Sceptical House Republicans were warm to the deal in private meetings yesterday as Ryan made his pitch. These are the same politicians who succumbed to the far-right Tea Party faction in September, tying their opposition to Obama’s signature healthcare law to a budget deal, shutting the government. “We feel very good about where we are with our members,” Ryan said afterwards.

While many House Republicans found problems with the deal, there doesn’t appear to be the same opposition within the party that led to the collapse of past budget deals.

Not everyone in the Republican camp was happy. Senators Marco Rubio of Florida and Rand Paul of Kentucky, who along with Ryan are tipped as potential presidential candidates in the 2016 race for the White House, came out in opposition soon after the agreement was unveiled.

Far-right conservative groups such as Americans for Prosperity, backed by billionaire brothers Charles and David Koch, also moved quickly to mobilise Republicans against the agreement, threatening to “hold members accountable” if the same spending cuts due to kick in this year were not maintained.

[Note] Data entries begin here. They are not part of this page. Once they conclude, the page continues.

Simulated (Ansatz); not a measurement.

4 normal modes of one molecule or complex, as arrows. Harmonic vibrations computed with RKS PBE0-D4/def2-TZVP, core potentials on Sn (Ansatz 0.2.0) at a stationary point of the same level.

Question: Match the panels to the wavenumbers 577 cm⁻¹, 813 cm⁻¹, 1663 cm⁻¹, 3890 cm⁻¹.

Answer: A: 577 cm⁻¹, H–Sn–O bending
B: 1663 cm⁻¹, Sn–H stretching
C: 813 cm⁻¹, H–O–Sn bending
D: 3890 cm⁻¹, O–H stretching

Republican House speaker John Boehner fought back, seeking to coral party support behind the deal against these cash-rich groups who carry such influence ahead of a costly midterm election year.

“They’re using our members and they’re using the American people for their own goals. This is ridiculous,” said Boehner.

Even with a few hardline Republicans rebels likely to vote against the deal, it is expected there will be enough Republicans and Democrat votes to pass a Bill in the House as early as today.